By: Garry Crystal - Updated: 2 Oct 2014 | comments*Discuss
Younger Workers Under 18 Employment

Students and young workers under the age of 18 do have different working regulations from older workers. These strict regulations have been set in place to guarantee protection from exploitation.

Why Are There Different Rules for Employees Under 18?

Health, safety and protection against exploitation from employers are the reasons for strict working regulations for younger workers. Many students under 18 and school leavers do take part-time and full-time work to bring in regular income. Many younger employees would also happily work longer hours for extra cash, even if it is detrimental to their health. These regulations mean that it is against the law for younger employees to work excessive hours, and the rules also ensure correct rates of pay.

The Minimum Working Age in the UK

In the UK the minimum working age is 13 years old. Anyone below 13 years cannot legally take employment. There are still restrictions on 13 year old employees such as light work being all that is generally acceptable at this age. This may include employment such as newspaper or milk rounds. At 14 years old the employment market does open up slightly but two hours per day during school days and weekends is the maximum. Children aged 14 years old still cannot work in employment situations such as factories or on building sites.

Working Time Regulations for Younger Workers

Younger workers between 16 years and under 18 years will not usually be permitted to work more than eight hours per day. They also cannot work for more than 40 hours over the course of a week. Employees under school leaving age, which is 16, cannot work during school hours for more than 35 hours per week during school holidays. Employees under school age must also not work for more than two hours per day during school weekdays or for more than two hours on a Sunday. There are some exceptions such as school children who stay on at school past the 16 year old school leaving age.

The Minimum Wage for Under 18 Year Olds

There is a national minimum wage set in place for employees who are 16 and 17 years old. This minimum wage has been set, a present, at £3.79 per hour (October 2014). Unfortunately, those under the age of 16 are not guaranteed this sort of protection and there is no set minimum wage. There are also exceptions to the minimum wage rule; apprentices under the age of 19 years do not have to be paid the minimum wage. Any employer who does not abide by the Minimum Wage Act can be reported to the HM Revenues and Customs.

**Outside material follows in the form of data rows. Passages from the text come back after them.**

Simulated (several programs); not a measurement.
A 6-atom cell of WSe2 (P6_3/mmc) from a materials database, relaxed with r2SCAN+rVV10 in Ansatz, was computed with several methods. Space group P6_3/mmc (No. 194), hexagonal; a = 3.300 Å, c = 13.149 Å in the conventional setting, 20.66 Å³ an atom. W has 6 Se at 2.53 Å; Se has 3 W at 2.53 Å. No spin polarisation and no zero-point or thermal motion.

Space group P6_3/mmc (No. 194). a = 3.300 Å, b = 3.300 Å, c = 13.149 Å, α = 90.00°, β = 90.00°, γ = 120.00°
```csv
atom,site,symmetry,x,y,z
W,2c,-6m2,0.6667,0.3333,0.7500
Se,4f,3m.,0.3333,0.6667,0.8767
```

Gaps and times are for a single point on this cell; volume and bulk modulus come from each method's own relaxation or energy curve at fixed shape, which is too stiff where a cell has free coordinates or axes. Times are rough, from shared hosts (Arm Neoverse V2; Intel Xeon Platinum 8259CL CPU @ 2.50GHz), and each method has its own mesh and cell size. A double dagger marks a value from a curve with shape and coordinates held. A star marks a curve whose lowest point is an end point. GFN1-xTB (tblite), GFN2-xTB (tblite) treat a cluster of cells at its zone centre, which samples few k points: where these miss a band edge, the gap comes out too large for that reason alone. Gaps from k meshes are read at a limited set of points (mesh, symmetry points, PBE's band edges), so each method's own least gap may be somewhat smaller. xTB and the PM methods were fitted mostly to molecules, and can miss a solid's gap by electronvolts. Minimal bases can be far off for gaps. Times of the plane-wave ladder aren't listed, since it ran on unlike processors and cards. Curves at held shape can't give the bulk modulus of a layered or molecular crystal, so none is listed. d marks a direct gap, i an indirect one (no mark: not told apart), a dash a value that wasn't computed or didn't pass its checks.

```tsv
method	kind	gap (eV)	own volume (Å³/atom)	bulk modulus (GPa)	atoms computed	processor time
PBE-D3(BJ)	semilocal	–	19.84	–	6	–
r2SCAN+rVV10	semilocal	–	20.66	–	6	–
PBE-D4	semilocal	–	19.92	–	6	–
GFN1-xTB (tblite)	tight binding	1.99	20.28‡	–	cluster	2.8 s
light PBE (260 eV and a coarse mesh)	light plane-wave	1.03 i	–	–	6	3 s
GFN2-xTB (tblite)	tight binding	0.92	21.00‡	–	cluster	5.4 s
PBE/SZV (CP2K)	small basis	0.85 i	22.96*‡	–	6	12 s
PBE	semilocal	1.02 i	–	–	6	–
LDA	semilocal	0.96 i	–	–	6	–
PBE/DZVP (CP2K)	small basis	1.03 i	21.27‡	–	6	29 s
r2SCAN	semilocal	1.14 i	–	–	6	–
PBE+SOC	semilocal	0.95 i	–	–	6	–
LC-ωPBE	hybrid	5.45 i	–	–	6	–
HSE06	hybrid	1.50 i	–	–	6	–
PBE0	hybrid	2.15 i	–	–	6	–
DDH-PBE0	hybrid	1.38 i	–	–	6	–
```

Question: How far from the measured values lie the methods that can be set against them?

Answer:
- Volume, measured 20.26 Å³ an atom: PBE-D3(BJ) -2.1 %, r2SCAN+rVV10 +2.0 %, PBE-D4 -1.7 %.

Typical Employment Roles for Younger Workers

Younger workers are generally restricted from many types of employment due to lack of experience, health and safety and other legal reasons. There are a number of jobs open to younger workers, and commonly acceptable jobs will include:

  • Childminding or babysitting employment can be taken at any age
  • Delivering milk and newspapers from the age of 13
  • Working in the armed forces will need parent’s permission if under 18
  • Shop work and working in a restaurant from the age of 16
  • Working in a licensed premise such as a pub at 16 or 17 is permitted but not during opening hours
  • Those under school-leaving age can undertake unpaid modelling or acting performances if they have a licence

Annual Leave for Younger Workers

Younger workers who work full time when they leave school are entitled to annual leave just like older workers. In the UK, paid annual leave rights are 5.6 weeks per year or 28 days per year. This basic annual leave rule applies if the employee works five days per week; part-time workers will receive pro rata leave. This is a legal requirement although some employers may offer their employees more annual leave than the legal minimum. Younger workers are also entitled to the same rest and lunch breaks as older workers.

It is important for younger workers to be protected by employment rights as they start out on their working lives. Employers who do not grant younger workers their full legal rights can face serious consequences. A full list of the rights of younger workers can be obtained from government offices such as job centres or from the HM Revenue and Customs office.